|BGSU looks at 'Girl Culture' for Women's History Month|
|Written by Sentinel-Tribune|
|Friday, 28 February 2014 10:26|
"Girl Culture" is the theme of Bowling Green State University's 2014 Women's History Month celebration, with programs that explore the meaning of girlhood and the experiences of contemporary girls in the U.S.
The month kicks off Saturday from 10 a.m. to 1 p.m. in 308 Bowen-Thompson Student Union, with the children's event "Toss the Tiara: An Alternative Dress-up and Role Model Day for 3-6 Year Olds." The costumes are from careers in which women are underrepresented, such as farming and aviation.
The program is free and open to the public.
A month's worth of events that appeal to girls and women of all ages, and those who care about them, are planned by the BGSU Women's Center and the Women's, Gender and Sexuality Studies Program in partnership with 15 co-sponsoring organizations on and off campus. All the programs are free of charge.

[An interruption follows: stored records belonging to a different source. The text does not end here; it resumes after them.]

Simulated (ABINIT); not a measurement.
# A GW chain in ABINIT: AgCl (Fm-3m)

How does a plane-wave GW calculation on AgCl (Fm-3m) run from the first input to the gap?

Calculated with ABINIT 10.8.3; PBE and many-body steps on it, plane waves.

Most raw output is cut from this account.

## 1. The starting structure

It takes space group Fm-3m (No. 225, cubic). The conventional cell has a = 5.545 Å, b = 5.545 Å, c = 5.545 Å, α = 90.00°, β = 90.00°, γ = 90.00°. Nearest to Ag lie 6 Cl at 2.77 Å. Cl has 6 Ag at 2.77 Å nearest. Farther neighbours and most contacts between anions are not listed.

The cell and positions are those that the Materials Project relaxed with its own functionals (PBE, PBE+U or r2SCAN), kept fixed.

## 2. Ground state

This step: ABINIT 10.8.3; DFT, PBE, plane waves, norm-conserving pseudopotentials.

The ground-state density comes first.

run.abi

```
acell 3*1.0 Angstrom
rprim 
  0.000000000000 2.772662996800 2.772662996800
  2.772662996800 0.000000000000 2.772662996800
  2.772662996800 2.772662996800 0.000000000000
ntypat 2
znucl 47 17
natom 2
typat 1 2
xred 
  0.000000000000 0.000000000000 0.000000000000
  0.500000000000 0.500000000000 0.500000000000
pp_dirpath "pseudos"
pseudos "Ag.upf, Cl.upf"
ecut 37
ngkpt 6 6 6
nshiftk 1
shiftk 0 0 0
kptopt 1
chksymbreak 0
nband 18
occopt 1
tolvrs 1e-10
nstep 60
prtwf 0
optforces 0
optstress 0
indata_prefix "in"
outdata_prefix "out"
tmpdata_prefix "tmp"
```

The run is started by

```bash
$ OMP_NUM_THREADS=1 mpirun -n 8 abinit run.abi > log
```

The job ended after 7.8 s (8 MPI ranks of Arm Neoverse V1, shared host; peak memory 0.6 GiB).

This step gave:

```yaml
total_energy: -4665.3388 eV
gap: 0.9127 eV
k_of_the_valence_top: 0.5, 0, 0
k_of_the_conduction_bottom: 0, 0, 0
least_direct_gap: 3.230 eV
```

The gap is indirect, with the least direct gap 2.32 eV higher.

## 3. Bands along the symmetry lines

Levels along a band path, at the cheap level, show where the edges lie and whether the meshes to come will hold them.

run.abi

The keynote event is a March 28 talk on "Risk and Responsibility: Naming and Disrupting the Inequalities in Girls' Lives," with sociologist Dr. Lorena Garcia of the University of Illinois at Chicago. Garcia studies youth and the roles of gender, sexuality, race, social class and ethnicity in their lives. Her 2013 book "Respect Yourself, Protect Yourself" won the American Sociological Association Distinguished Book Award in the Race, Gender and Class section.
Her talk begins at 2 p.m. in 228 Union.
Another highlighted program will feature Madison Kimrey, a 12-year-old political activist. On March 24 at 7 p.m. she will present "Only Six Years until I'm an Adult: My Life as a Pre-Teen Activist" in 206 Union. Madison has worked to restore voter pre-registration for 16- and 17-year-olds in her home state of North Carolina.
"Putting Down Roots for Girls in STEM" will be held at noon Wednesday in the Women's Center in 106 Hanna Hall. Dr. Kristine Blair, a professor and chairperson of the Department of English; Beth Pinheiro, an instructor in the School of Family and Consumer Sciences, and Susan Osborn of the Girl Scouts of Western Ohio will speak.
Also on Wednesday, "Examining Cultural Norms for Girl Culture and Femininity," a program of the Ethnic Student Center Discussion Series, will feature guest speaker Dr. Roz Sibielski, an instructor in the Department of Theatre and Film. Christopher Klein, graduate assistant in the Office of Multicultural Affairs, will facilitate the discussion, which begins at 5 p.m. in 318B Mathematical Sciences Building.
And at 7 p.m. that evening, the film "Why Do You Have Black Dolls?," a 2012 documentary by director Samantha Knowles, will be screened in the Gish Film Theater in Hanna Hall, followed by a discussion in the Women's Center. The event is sponsored by the Bowling Green section of the National Council of Negro Women.
Two events will be held on March 19. Nancy Down, head librarian at BGSU's Browne Popular Culture Library, will discuss "Career Girls and Amateur Sleuths: Girls' Series Fiction from the 1920s to the 1950s" at noon in the Women's Center.
That evening at 7, "How to Lose Your Virginity," a 2013 documentary by director Therese Schechter, will be shown in the Gish Theater, with a discussion afterward in the Women's Center. The event is part of the BGSU Graduate Women's Caucus Feminist Film Series.
Another two events are slated for March 21. "Shoots, Slices, Survives: The Possibilities and Problematics of Aggressive Girls in Popular Film" will be the topic of Lisa Richman Kaplan, graduate assistant in American culture studies. Her talk begins at 1 p.m. in the Women's Center.
At 6 p.m., Sibielski will present "Princesses, Superheroes and Other Media Representations of Girls" at 6 p.m. in 315 Union.
The month culminates with the Women's Studies Research Symposium on March 28. Beginning at 9 a.m., undergraduate and graduate student researchers will give presentations in the student union.